Implement private subnets for sensitive components. Use security groups or network ACLs to control traffic.

DDoS Protection

Enable AWS Shield or Google Cloud Armor for DDoS mitigation. AWS Shield standard is default enabled for AWS services. But the premium version has various helpful features.

5. Logging and Monitoring

Cloud Monitoring

Utilize AWS CloudWatch or Google Cloud Monitoring for real-time monitoring. Set up alerts for suspicious activities. For example, you can detect possible application security-related attacks by checking nginx logs using CloudWatch.

Logging

Enable centralized logging using services like AWS CloudTrail or Google Cloud Audit Logs. These services provide visibility of user activities.

6. Incident Response

Create an Incident Response Plan

You should define roles and responsibilities, and prepare communication channels. For example, Bob from the Development team is the first contact for a public S3 bucket that contains company confidential data.

7. Patch Management

Automate Patching

Use AWS Systems Manager or Google OS Config for automated patch management.

These steps will help improve overall resilience. Apart from these steps, to continuously monitor and assess overall resilience, we can use the Cloud Security Posture Management methodology. To do this, use the AWS Security Hub service. It helps automate security best-practice checks, aggregate security alerts into a single place and format (Amazon Finding Format), and understand your overall security posture across all your AWS accounts.

Also, there are third-party products, like Prowler, that you can use with AWS, GCP, or Azure.

For better data security, you can implement DLP (data loss prevention) to protect sensitive data. Amazon has the Macie service to check S3 buckets. It automatically discovers and reports sensitive data on S3 buckets. Also, you need to do;

• Data discovery
• Data classification
• Risk assessment and prioritization
• Remediation and prevention

To do this, you can utilize the DSPM (Data Security Posture Management) methodology to automate this process.

How Web Application Firewall (WAF), Virtual Private Cloud (VPC) Flow Logs, Identity and Access Management (IAM), Key Management Services (KMS), Cloud Audit Logs, and Load Balancers play crucial roles in keeping a cloud infrastructure secure.

Web Application Firewall (WAF)

WAF protects web applications from various application security attacks, such as SQL injection, cross-site scripting (XSS), and other OWASP top 10 vulnerabilities. By inspecting and filtering HTTP traffic between a web application and the internet, WAF helps prevent malicious attacks, ensuring the integrity and availability of the web application.
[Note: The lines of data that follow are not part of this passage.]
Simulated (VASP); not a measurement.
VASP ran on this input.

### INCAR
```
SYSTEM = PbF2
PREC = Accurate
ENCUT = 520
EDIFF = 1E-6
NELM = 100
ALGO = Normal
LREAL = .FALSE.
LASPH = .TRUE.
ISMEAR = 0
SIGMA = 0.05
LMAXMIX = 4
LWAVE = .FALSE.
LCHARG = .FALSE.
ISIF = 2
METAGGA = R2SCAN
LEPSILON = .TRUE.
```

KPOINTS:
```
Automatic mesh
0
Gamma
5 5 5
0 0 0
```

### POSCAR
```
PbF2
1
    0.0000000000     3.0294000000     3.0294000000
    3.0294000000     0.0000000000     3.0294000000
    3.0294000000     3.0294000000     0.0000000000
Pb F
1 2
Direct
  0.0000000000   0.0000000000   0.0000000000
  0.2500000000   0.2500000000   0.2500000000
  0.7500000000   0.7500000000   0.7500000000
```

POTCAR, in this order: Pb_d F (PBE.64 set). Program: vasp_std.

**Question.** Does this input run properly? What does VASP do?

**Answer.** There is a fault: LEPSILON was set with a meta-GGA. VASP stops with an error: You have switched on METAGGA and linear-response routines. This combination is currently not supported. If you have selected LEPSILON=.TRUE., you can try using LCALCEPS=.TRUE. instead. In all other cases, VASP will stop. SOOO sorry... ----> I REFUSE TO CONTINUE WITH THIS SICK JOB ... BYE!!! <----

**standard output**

WAF Implementation for AWS to Prevent SQL Injection (Extra)

1. Access AWS WAF Console

Login to your AWS Management Console and navigate to the AWS WAF service.

2. Create a Web ACL

In the AWS WAF console, click on “Web ACLs” in the left navigation pane. Next, click “Create Web ACL” and provide a name for your WebACL. Then select the AWS resources (like CloudFront distributions or Application Load Balancers) to which you want to attach the WebACL.

3. Create a Rule

Inside the WebACL, click “Add rules” to create a new rule. Choose “Create a rule” and select “Contains SQL Injection Attack” on Match Type.

4. Configure Rule Actions

After defining the conditions, specify the actions to be taken when a SQL injection attempt is detected. Common actions include blocking the request, counting the request, or allowing the request but logging it for further analysis. Configure the rate-based settings if you want to limit the number of requests from a client IP address within a specific time frame to prevent brute-force attacks.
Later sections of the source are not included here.